Do you export to China? Are you involved in the exportation of food? Canadian Food Inspection Agency (CFIA) advises industry of the export requirements of known registered exporters from Canada.
As of January 1st, 2022, establishments that manufacture, process, and store food products for export to China need to comply with two new Chinese regulations for imported food and overseas food establishments.
- Decree 248: Regulations on the Registration and Administration of Overseas Producers of Imported Food will require all overseas food manufacturers, processors, and storage facilities to register with the General Administration of Customs of China (GACC).
- Decree 249: Administrative Measures on Import and Export Food Safety covers a broad range of requirements on food exports to China, including overseas facilities registration, record filing by importers and exporters, quarantine and inspection and product labelling.
As part of China decrees’ registration requirements, foreign establishments or fish/seafood processing vessels involved in the production, processing, or storage of any food product exported to China must be registered by the General Administration of Customs China’s (GACC) in the China Import Food Enterprise Registration (CIFER) system.

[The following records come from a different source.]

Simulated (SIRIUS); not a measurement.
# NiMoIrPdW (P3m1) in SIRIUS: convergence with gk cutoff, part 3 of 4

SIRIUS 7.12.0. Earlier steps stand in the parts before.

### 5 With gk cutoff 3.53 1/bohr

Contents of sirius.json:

The Canadian Food Inspection Agency has updated its external website with important information for Canadian establishments to register with General Administration of Customs China (GACC) in the China Import Food Enterprise Registration (CIFER) system prior to export. In addition to several food products, this includes fish/seafood processing vessels involved in the manufacture, processing, and cold storage of food products exported to China.
GACC’s new registration process is required for foreign establishments to maintain or obtain access to the Chinese market for food products.